Fuzzy Logic - why?

Martin Sewell (martin@msewell.force9.co.uk)
Wed, 11 Nov 1998 02:36:37 +0100 (MET)

Hello William, Earl, et al.

Below is a conversation I recently had with my (imaginary) friend ;-)

"Is there a way of looking at fuzzy theory in the context of traditional
mathematics?"

Set theory and logic are both binary branches of mathematics. In set theory
everything is either in the set, or not in the set. Similarly, in logic, a
statement is either true or false. Meanwhile probability takes a real
number between 0 and 1 and is therefore continuous. The only sensible way
of combining these is to make traditional set theory/logic a special
limiting case of fuzzy set theory/fuzzy logic.

"How can we best interpret fuzzy theory using traditional mathematics 'from
within'?"

The fuzzy membership function could be interpreted as a probability density
function (pdf). The fuzzy set then becomes a set with a probability
distribution attached and the degree of membership of the set becomes a
probability.

"But I've been told that I mustn't confuse probability with degree of
membership. In fuzzy theory if we say that a man is tall with a degree of
membership of 0.8, we don't mean that he is tall 80% of the time."

Yes, but how can we justify using the figure 0.8? Where did it come from?
We could ask a random sample of people to define their interpretation of
(say) short, average and tall. If the man is 6' tall and it transpires that
80% of the sample consider this to be tall, we could also argue that if we
ask a person at random, the probability that they consider 6' as belonging
to the set 'tall' is 0.8.

"Usually the shapes and ranges of the fuzzy membership functions are defined
by a human expert - how can this involve statistics?"

The human expert has built up his knowledge from experience of past events,
which is in effect, statistical inference.

"So fuzzy theory relies on human reasoning and if there were no people,
there would be no fuzzy theory?"

Correct.

"What's inherently wrong with fuzzy theory?"

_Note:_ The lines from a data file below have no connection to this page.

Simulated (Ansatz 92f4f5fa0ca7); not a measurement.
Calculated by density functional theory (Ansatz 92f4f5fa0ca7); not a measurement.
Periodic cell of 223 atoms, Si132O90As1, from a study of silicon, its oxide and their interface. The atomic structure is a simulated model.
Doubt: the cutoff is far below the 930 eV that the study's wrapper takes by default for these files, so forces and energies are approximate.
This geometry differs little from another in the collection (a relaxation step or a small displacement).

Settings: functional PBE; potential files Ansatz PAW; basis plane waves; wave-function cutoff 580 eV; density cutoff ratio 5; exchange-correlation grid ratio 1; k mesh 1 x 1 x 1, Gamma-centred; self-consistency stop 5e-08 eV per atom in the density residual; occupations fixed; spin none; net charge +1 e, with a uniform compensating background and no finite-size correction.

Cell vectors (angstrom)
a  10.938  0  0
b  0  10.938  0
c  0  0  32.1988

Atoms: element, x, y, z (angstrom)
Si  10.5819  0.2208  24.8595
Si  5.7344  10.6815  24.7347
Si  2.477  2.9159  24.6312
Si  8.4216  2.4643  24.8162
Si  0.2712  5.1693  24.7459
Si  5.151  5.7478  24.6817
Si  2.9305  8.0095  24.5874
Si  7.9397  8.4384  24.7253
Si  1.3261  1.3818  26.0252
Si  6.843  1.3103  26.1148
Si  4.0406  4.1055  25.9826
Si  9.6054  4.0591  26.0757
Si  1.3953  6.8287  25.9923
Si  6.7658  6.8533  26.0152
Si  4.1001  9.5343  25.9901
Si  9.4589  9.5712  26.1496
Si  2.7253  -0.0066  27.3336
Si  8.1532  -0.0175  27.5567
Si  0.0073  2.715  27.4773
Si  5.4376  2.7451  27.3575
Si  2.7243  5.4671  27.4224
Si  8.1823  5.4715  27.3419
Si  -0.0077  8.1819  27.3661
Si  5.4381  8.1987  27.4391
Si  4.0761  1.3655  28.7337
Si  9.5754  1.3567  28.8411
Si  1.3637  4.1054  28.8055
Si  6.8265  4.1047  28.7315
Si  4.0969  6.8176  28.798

Fuzzy theory forces continuous data into discrete sets, which necessarily
effects a loss of information.

"I think I can see the real advantage of fuzzy set theory. In traditional
set theory if a man grew by just 1/4 inch he could fall into a completely
different set. Fuzzy set theory would overcome such a clear-cut, abrupt
change with a gradual smoothing effect."

Fuzzy logic is solving a problem it created in the first place. In
traditional maths, for this type of problem we would not try to split up a
set of real numbers into subsets in the first place. We already have far
more information contained in the actual height of a man, say 6' 0" than we
would if we said that he was in the set 'tall'. Note that 6' 0" also
conveys far more information than 'a member of the fuzzy set 'tall' with a
degree of membership of 0.8', and that it even requires less storage space
in terms of memory.

"But I insist that we do incorporate 'tallness', because dealing with such
vague concepts is the whole point of fuzzy theory."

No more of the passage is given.